By placing undue weight on the degree of physical intrusion that occurs when an individual is subjected to a metal scanner, the majority downplays the individual’s privacy interest, which is the touchstone of Article I, Section 8’s protection. The majority blurs the two considerations by stating, “[a] determination of whether the increased privacy interest involved in a search of a student himself bars the type of search at issue here, necessitates a consideration of the second factor identified in our analytical framework:' the nature of the intrusion created by the search. We note that this court has identified the framework for our analysis as involving four distinct factors, but the analytical process requires consideration of these factors in concert, not in isolation.” Majority Opinion at 365. In considering these two factors “in concert” the majority focuses on the physically less intrusive nature of a scanner (again overlooking the search of the students’ pockets, purses, and other personal items) rather than the object of the search which is being conducted. It is the students’ privacy interest in their bodies that is placed at issue when they are scanned.

I also find the majority’s application of the notice factor for assessing the search’s validity to be somewhat disingenuous. The compulsory education law makes notice of the search almost meaningless for purposes of assessing the search’s constitutional validity. Furthermore, as the majority recognizes, there is absolutely nothing in the record with respect to what notice of the searches the students at University High are given.

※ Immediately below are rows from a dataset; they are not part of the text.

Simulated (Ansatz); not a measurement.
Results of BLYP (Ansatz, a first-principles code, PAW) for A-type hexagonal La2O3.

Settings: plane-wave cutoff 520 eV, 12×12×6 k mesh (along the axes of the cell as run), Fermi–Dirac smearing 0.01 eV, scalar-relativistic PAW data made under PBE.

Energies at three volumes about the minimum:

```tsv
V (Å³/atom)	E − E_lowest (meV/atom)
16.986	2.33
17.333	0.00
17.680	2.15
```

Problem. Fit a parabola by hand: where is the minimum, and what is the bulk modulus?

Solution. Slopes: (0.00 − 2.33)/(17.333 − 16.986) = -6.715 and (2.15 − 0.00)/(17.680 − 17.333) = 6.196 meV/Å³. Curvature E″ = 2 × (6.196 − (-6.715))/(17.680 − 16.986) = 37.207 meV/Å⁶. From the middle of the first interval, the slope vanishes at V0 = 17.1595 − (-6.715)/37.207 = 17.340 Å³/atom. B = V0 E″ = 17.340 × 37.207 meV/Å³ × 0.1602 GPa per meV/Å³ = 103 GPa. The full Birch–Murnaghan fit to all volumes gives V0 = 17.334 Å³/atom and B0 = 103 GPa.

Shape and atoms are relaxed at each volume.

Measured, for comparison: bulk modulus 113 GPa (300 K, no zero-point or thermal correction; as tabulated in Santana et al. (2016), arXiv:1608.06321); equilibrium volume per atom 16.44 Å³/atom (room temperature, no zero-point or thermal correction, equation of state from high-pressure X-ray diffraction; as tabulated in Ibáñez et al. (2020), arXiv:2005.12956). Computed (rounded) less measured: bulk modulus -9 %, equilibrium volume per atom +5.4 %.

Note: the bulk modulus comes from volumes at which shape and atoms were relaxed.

The final factor that the majority considers under its analysis of the state constitution is the “overall purpose to be achieved by the search and the immediate reasons prompting the decision to conduct the actual search.” Majority Op. at 366. As the majority recognizes, the record is silent as to any immediate reasons that University High School decided to have the police conduct this point of entry weapons search on October 14, 1993. Id. at 366. Nonetheless, the majority claims that the overall purpose of the search was to keep weapons out of schools, and that such an interest is so obvious that the need to develop a record on that point is superfluous. Id. at 367.

While I share the majority’s view on the importance of keeping weapons out of our schools, the absence in the record of any justification for the search on the day in question precludes me from finding that the overall purpose of the search outweighs the substantial intrusion upon the high expectation of privacy that the search implicates. Otherwise, suspicionless searches could be justified in almost any context by citing an interest in protecting public safety.

Thus, in addition to my finding that the federal constitution was violated, I likewise find that this Commonwealth’s constitution was violated by the Philadelphia Police Department’s search of F.B.3

For the above stated reasons, I respectfully dissent.

. The U.S. Supreme Court explicitly recognized this in New Jersey v. T.L.O., 469 U.S. 325, 340 n. 7, 105 S.Ct. 733, 83 L.Ed.2d 720 (1985), the only other case from that Court addressing searches of students on school grounds, when it stated ”[w]e here consider only searches carried out by school authorities acting alone and on their own authority. This case does not present the question of the appropriate standard for assessing the legality of searches conducted by school officials in conjunction with or at the behest of law enforcement agencies, and we express no opinion on that question.” The Court then cited Picha v. Wielgos, 410 F.Supp. 1214, 1219-1221 (N.D.Ill.1976) (holding that probable cause standard is applicable to search of school involving the police), for purposes of comparison.

. It is disconcerting that this is the second decision from this Court in approximately one year characterizing the school setting as unique and upholding searches on school grounds. In Commonwealth v. Cass, 551 Pa. 25, 709 A.2d 350 (1998), a majority of this Court decided that the use of drug sniffing dogs, the search of students’ lockers, and the search of the belongings within those lockers, was not unconstitutional notwithstanding the absence of any individual suspicion. Today, the majority extends that aberration from normal constitutional protections by asserting that ''[gjiven that the same personal items were subject to search if found in a locker, it would be illogical to find a greater privacy interest at stake in searching those personal items outside a locker.” Majority Op. at 365. While the majority's language has superficial appeal, it conveniently overlooks the fact that "outside the locker” in this case refers to "on the persons themselves.” Here the purses and pockets that are searched are taken from the individuals themselves rather than from their lockers. Not only does common understanding dictate that an individual has the greatest expectation of privacy in items that are on his or her person, but so does precedent. Commonwealth v. Martin, 534 Pa. 136, 626 A.2d 556, 560 (1993) (explaining that a search of a person always involves a greater degree of intrusion upon the person’s privacy interest than the search of a thing). Justice Brennan expressed similar reasoning in distinguishing the sniffing of inanimate objects by drug dogs from the sniffing of human beings for purposes of what constitutes a search under the Fourth Amendment. See Doe v. Renfrow, 451 U.S. 1022, 1026 n. 4, 101 S.Ct. 3015, 69 L.Ed.2d 395 (1981) (Brennan, J., dissenting from the denial of certiorari).

. In the last paragraph of its opinion, the majority relies upon the fact that the search at issue was directed at all students as support for its finding that no constitutional violation occurred. However, as Justice O’Connor discussed in detail in her dissent in Acton, "[t]he view that mass, suspicionless searches, however evenhanded, are generally unreasonable remains inviolate in the criminal law enforcement context.” Acton, at 671-672, 115 S.Ct. 2386 (O’Connor, J., dissenting), citing, Ybarra v. Illinois, 444 U.S. 85, 100 S.Ct. 338, 62 L.Ed.2d 238 (1979) (emphasis added).